Insert data with reserved stable row ids #6484

majin1102 · 2026-04-09T10:25:14Z

majin1102
Apr 9, 2026
Collaborator

Motivation

My use case is to use stable_row_id as a business-facing primary key, not just an internal storage identifier. For that to work, the ID needs to be known before data is written, so downstream records can reference it during the same write pipeline.

Today, Lance does not provide a suitable interface to obtain the row IDs for data being written ahead of time. That becomes a problem when one logical entity needs to be linked across different schemas or tables.

A concrete example is a setup with three tables:

observation
session
index

The index table points to both observation and session, so it needs to store the primary keys of rows in those two tables. In this design, I want to use stable_row_id as the primary key because it allows direct take by row ID, instead of maintaining an additional secondary index just to map from an application key back to rows. The current blocker is that these row IDs are not available at the time the related rows are being prepared and written.

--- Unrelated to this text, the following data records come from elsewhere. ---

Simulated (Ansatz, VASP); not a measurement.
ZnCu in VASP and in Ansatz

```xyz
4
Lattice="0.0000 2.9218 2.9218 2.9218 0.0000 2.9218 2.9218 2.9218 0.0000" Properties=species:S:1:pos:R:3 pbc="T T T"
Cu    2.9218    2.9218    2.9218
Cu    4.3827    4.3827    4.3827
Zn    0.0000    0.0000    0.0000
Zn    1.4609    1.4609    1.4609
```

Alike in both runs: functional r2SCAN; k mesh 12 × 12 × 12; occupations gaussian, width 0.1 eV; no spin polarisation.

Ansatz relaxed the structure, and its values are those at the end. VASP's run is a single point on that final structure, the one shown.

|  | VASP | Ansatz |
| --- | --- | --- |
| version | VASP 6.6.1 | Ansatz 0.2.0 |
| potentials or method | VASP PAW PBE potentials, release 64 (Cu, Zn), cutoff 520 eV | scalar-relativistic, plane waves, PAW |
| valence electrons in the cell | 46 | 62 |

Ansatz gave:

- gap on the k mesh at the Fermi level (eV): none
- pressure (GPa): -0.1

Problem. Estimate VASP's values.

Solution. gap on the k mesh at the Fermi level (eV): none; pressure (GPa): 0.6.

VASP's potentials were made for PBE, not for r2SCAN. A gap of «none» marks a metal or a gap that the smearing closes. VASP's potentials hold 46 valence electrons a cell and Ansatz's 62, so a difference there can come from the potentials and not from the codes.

So the core requirement is: reserve stable row IDs before append, then use those IDs as cross-table references when writing related data.

Proposal

This change adds a two-step flow for stable row IDs:

Reserve a range of stable row IDs before writing.
Use that reserved range in a later append transaction.

To support this, we introduce a new transaction type, ReserveRowIds { num_rows }, plus a ReservedRowIds { start_row_id, num_rows } struct to represent the reserved range explicitly.

On the write path, Operation::Append is extended to optionally carry a reserved row ID range, and InsertBuilder::with_row_ids(...) is added so callers can append data with pre-reserved IDs. Dataset::reserved_row_ids() exposes the reservation attached to the current dataset version when that version was produced by ReserveRowIds.

The append validation path ensures that:

reserved row IDs are only used on datasets with stable row IDs enabled,
the append transaction’s read_version points to the reserve snapshot,
the requested range is contained within the reserved range.

The transaction and protobuf formats are updated accordingly so both reservation transactions and append-time row ID assignments are persisted.

Conflict handling is also updated so concurrent appends using reserved row IDs are checked for overlap.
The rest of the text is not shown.